Unity3D LipSync Asset Reviews

Technical Tech
4 min readOct 4, 2018

Getting 3D characters to speak dialogue is a massive pain point for developers. Its 2018 and I’m taking a look into 3 assets that hopefully can get the lip syncing done painlessly.

My 3 current options are Salsa with Random Eyes (€31.27), LipSync Pro (€31.27) and Occulus SDK LipSync (€0.00), there was lots of talk from people on Unity forums about Cheshire, people saying it’s a great option but the developer pulled that from the asset store a year or so ago.

Salsa with Random Eyes

This is a pretty simple solution, its better than random or looping jaw animation, it has 3 blendshapes, small medium and large and analyses the audio and triggers a blend. The random eyes part makes your character blink. There are some pre-setup scripts for various characters which takes a lot of pain out and does make it pretty quick to setup.

This is a very basic way of animating the face and results look simple. Fine for background non playable characters but does look very stilted and “computery”. Its quick and easy to implement but far from believable.

The random eyes is a nice touch and stops the characters from looking really fixed but this is far to simple for most modern audiences.

LipSync Pro

This is phonome based (9 differnet ones) and annoyingly it groups all the sibelences (CDGK.. ThYZ) together into using the same blend shape, where it could really do with breaking them down a bit.

There are multiple components, the lip sync tool gives you an in editor way to refine automated lip syncing via triggers on the audio file and ways to trigger additional blendshapes (emotions) and animations (gestures). This has the ability to group various blend shape weights together for each phoneme. It seems very mature and well thought through. You can trigger face bones rather than blend shapes or do UV offsets or sprite swapping.

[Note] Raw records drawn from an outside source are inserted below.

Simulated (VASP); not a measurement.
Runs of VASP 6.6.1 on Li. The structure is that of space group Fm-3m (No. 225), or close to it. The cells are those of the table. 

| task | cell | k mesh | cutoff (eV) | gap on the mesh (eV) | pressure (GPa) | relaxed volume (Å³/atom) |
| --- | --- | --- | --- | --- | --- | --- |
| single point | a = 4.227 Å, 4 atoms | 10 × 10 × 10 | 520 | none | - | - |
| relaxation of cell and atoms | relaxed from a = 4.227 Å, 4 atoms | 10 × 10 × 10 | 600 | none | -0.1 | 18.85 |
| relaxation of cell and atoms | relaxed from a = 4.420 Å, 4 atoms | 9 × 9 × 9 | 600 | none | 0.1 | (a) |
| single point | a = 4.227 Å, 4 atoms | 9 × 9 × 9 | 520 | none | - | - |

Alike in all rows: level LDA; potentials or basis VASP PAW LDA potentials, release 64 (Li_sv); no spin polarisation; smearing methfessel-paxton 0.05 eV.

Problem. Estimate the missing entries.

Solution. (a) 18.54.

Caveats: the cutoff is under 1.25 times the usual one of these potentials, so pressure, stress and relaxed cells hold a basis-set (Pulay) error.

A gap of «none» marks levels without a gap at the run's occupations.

The emotions animation effectively moves this out of just being a lipsync solution into a full facial animation studio. You could pose any number of face animations and store them a trigger and re-blend between them.

You can also specify bone transforms as well as blend shapes. This is a must have for me and something neither of the other solutions could manage. I was using an iClone character to test, which has a great amount of facial blend shapes but also has a jaw bone and tongue bone which need animating during lipsync.

With LipSync Pro you can define each phoneme with as many blendshapes and bone animations as you need.

That coupled with the audio event manager makes this a clear winner. My only issue was that for auto phoneme detection from audio I had to swap to using a windows machine as the current Mac High Sierra build the automation plugin is broken.

It took about an hour for me to get the blendshapes and jaw bones setup and the results were very good, it looked as good as I think is possible with an automated system, the next level up is something like iClone Faceware but thats a lot of additional time and investment.

Occulus LipSync

Its timing seems really good, a few too many animations it gives the model a kind of chattering look but does a pretty good job of automatically generating visemes, and can create an asset with the timings and visemes in, which if you plan to do more manual tweaking is helpful.

For 3D models it takes one blend shape for each viseme (info on visemes here: https://developer.oculus.com/documentation/audiosdk/latest/concepts/audio-ovrlipsync-viseme-reference/) which is a bit of a limitiation as you’ll need to create these yourself if they’re not already keyed. Alot of models come with lip morphs but not necessarily viseme morphs, so you either generate them, (time consuming) or write a script to blend others together (also time consuming). Any automated lipsync solution will need this though

For other textured lip models it can do texture flipping, swapping out a texture on a material. There’s no built in solution for UV offsets.

Its free and it sort of works if you can fit in with it’s options. It could do with a way to simplify the results or at least tweak them a little. Its pre-generated analysis was pretty good though. Results are “fine” not great, just fine.

With some additional work; a way to refine the automated results and manage additional blend shapes a little this could be a great solution.

Conclusion

This comparison was easy to make, Lipsync Pro is an easy winner. Loaded with flexibility and options. It a professional level asset that does what it should and in time saved it’s easily worth its asking price.

If it has to be free, then Occulus is you’re best option (or maybe the free LipSync Lite option from Rogo), its a good starting point to build upon, but I think you will need to build some tools for your workflow.

If your choice is between Salsa and Lipsync Pro, well, at the same price there really isn’t any comparison, Salsa is a really simplistic option with none of the depth or options of Lipsync Pro.

--

--